In re Disciplinary Action Against Hawkins

Decision Date20 March 2001
Docket NumberNo. 20000233.,20000233.
Citation2001 ND 55,623 N.W.2d 431
PartiesIn the Matter of the Application for DISCIPLINARY ACTION AGAINST Allan R. HAWKINS, a Person Admitted to the Bar of the State of North Dakota. Disciplinary Board of the Supreme Court of the State of North Dakota, Petitioner, v. Allan R. Hawkins, Respondent.
CourtNorth Dakota Supreme Court

Loralyn K. Hegland, Assistant Disciplinary Counsel, Bismarck, ND, for petitioner.

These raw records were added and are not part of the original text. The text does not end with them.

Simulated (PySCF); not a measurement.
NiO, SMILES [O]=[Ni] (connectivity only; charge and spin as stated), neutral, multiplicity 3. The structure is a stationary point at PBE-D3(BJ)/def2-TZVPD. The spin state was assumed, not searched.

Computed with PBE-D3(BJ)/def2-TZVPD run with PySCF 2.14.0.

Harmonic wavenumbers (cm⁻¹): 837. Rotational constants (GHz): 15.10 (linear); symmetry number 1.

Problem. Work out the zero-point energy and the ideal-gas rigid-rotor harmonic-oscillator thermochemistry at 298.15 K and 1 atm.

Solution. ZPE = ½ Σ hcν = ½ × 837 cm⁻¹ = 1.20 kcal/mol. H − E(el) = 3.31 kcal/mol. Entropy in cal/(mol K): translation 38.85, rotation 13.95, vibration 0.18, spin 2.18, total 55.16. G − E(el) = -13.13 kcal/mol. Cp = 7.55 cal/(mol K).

Allan R. Hawkins, pro se, Scottsdale, AZ, for respondent.

PER CURIAM.

[¶ 1] On Petition for Reciprocal Discipline, Allan R. Hawkins filed objections to the report of the hearing panel before the Disciplinary Board of the North Dakota Supreme Court which recommended identical discipline to that imposed by the District Court of Midland County, Texas. Assistant disciplinary counsel also filed objections to the hearing panel's report. We impose identical concurrent discipline, suspending Hawkins from the practice of law for one year and placing him on probation for three years.

I

[¶ 2] In the mid-1970s, Hawkins was licensed to practice law in North Dakota and admitted to the North Dakota bar, serving as an Assistant State's Attorney where he handled some criminal defense matters. Hawkins currently is not licensed to practice law in North Dakota and does not intend to seek re-licensure in North Dakota. Hawkins was also licensed to practice law in Texas and admitted to the Texas bar, specializing in estate planning and taxation but also had handled some appointed criminal matters with co-counsel. In 1994, a Texas court order appointed Hawkins to represent a criminal defendant on a misdemeanor charge for possession of marijuana. Hawkins filed a Motion for Appointment of an Effective and Competent Attorney, contending he was not competent to practice criminal law and could not represent the defendant without violating Texas Disciplinary Rules of Professional Conduct. Nevertheless, on behalf of the defendant, Hawkins filed motions for a speedy trial, jury trial, production of evidence, appointment of experts, and a motion to suppress evidence. Hawkins also filed a request for a court reporter and statement of facts, as well as attending a docket call and appearing for a scheduled trial date, which was continued. When the defendant was offered a plea agreement, Hawkins sent the offer to the defendant but refused to discuss the merits of the offer or advise whether to accept the plea agreement. Hawkins then filed a second motion regarding his alleged incompetence to represent the defendant in the plea negotiations. At a hearing on the motion, the district court found Hawkins competent to represent the defendant and ordered him to continue as appointed counsel. Hawkins sent a copy of the district court order to the defendant with a letter telling the defendant:

[Judge] has decided that you are not entitled to a lawyer.
Apparently you are only entitled to a lawyer if a cash pay-off is made. I will not make a cash pay-off to obtain judicial favoritism. I believe it is a crime. Apparently that means that you don't get a lawyer.1

When the defendant called Hawkins for an explanation, Hawkins stated he was no longer the defendant's attorney and the defendant should look for another lawyer. Hawkins received notice of the docket call, but he did not attend or notify the defendant, and subsequently neither one appeared for trial. Because of the defendant's failure to appear for trial, a warrant was issued for his arrest and a proceeding was initiated to forfeit his bond. When the defendant received notice the court intended to revoke his bond, he came to the courthouse crying and in a very highly disturbed state. The defendant then represented himself at a hearing, and his bond was reinstated. The trial court appointed new counsel for the defendant.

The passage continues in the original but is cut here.